<Begin Segment 13>
KL: When did you leave, when did you leave Block 9?
SO: Shortly after we got there. It seems like someone got the measles, I don't know if it was her, and then she had to go to the infirmary where they were quarantined. And it seems like... now, I don't remember an adult watching us, but our mother had to go to the infirmary to look after her. And then the next sister got sick, and she ended up in the infirmary also. And I remember, like, "I hope I get the measles so then I get to go with Mama," to be with Mama. But I remember being alone, sleeping alone with whoever was not in the infirmary, but our mother was gone. And I don't recall anyone coming to help us, do you? You got the measles.
MS: I don't remember.
SO: Well, I do remember that.
KL: Was that in the spring of 1942? It was right after you arrived?
SO: It was shortly after we arrived, yes.
MS: I think we were happier in, at Block 8.
SO: Oh, yeah, we were.
MS: And maybe it was because our mother was happier. So I remember that.
KL: Did you go and visit in the infirmary? Do you remember anything --
SO: No, you couldn't go. It was quarantined, yes.
KL: Was it far away?
SO: I don't remember. But I do remember being frightened that there was no one to look after us, and our mother had to be with whoever was sick. I was scared at night when we were sleeping alone. I do remember that.
KL: Do you know your address in Block 9, what building number you were in?

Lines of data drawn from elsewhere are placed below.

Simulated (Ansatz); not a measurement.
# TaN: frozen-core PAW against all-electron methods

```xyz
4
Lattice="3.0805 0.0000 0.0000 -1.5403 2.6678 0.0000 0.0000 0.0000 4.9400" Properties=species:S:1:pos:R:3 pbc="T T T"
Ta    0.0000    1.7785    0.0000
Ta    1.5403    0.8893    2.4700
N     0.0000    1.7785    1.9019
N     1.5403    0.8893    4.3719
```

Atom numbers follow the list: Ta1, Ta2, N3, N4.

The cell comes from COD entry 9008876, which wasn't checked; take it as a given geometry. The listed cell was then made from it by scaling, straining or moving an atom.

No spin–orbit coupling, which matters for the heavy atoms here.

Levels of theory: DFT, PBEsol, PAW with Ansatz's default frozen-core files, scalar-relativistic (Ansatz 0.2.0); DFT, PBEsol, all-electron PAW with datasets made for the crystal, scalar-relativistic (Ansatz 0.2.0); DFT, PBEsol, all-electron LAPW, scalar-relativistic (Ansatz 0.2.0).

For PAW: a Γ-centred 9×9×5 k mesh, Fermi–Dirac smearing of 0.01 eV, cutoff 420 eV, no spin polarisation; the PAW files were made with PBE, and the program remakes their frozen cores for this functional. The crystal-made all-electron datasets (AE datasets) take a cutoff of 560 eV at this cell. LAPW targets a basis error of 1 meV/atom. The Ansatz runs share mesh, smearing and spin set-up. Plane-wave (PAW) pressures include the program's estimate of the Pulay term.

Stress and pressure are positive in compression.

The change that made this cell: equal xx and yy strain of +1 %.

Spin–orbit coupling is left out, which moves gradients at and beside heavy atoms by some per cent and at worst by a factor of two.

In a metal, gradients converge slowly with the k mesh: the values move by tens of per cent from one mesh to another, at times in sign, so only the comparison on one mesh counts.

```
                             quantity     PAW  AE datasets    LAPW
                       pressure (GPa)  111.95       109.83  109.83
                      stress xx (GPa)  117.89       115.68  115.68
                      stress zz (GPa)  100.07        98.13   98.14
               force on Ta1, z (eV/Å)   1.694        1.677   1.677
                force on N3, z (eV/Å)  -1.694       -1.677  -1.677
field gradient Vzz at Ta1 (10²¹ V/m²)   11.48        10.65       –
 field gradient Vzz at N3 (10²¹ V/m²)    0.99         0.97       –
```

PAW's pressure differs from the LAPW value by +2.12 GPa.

SO: No, but I do have... I thought the printout that the ranger gave me...
KL: Yeah, we can look it up, too.
SO: I thought she told me, "Okay, you lived on such and such barrack number and the unit.
KL: And then you moved that summer?
SO: To Block 8?
MS: We didn't stay at Block 9 too long. Well, moving was no problem because all we had to do...
SO: Pick up the blanket? [Laughs]
MS: Right? No mattress there. [Laughs] And the kids again.
KL: Do you remember the people in Block 8 that you met?
SO: Uh-uh, I don't remember.
MS: But I know that it was better for us.
KL: How was it better?
MS: I think we were happier. I don't know why, because we didn't stay at Block 9 too long.
SO: I think the people were friendlier to my mother.
MS: That's probably it.
SO: Yeah, I think.
KL: And you said she and your father wrote letters to each other while she was in Manzanar?
SO: Well, we don't know, but this picture we have is like, she told me that we sent it to him for Valentine's Day, and that's why it's cut out in the shape of a heart. But I don't recall writing, do you? Did we write to him?
MS: I don't recall that.
SO: But we must have sent that picture to him.
MS: I found a small book like this that's that thick, of my father's, and it's all in Japanese. So I don't know if it was his diary or what, but I would think that it was, had something to do with North Dakota.
KL: He wrote it?
MS: He wrote it, yeah.
SO: Do you have it?
MS: Oh, we can't read Japanese.
SO: Do you have it?
MS: I don't know what it was about.
SO: Do you have it?
MS: Yeah.
SO: Oh, okay.
KL: Yeah, that'd be interesting to find a friend or a translator to see.
MS: Yeah, it would be.
SO: But my father used to write letters for his friends back in Japan. I don't know if it's because they could not write, but he was very educated in English and Japanese, so he was always writing.
MS: He was a good writer, that's why people would come to him and ask him to write letters and things like that.
KL: Did he keep a journal when you were children?
MS: Well, this journal I found, I don't know when it was written, but there's quite a bit in there. So I just don't know what's in there.
AL: We might be able to assist with getting it translated if you ever want to.
SO: Really?
AL: It's difficult to do translations from older Japanese because a lot of modern Japanese speakers can't read the characters, but we do have volunteers who assisted us. So we can't promise, but if it's something that you want to do, we might be able to assist or at least try. Sometimes they can't translate it verbatim but they can give you a gist of what it's talking about it.
MS: That would be good. That would really be good.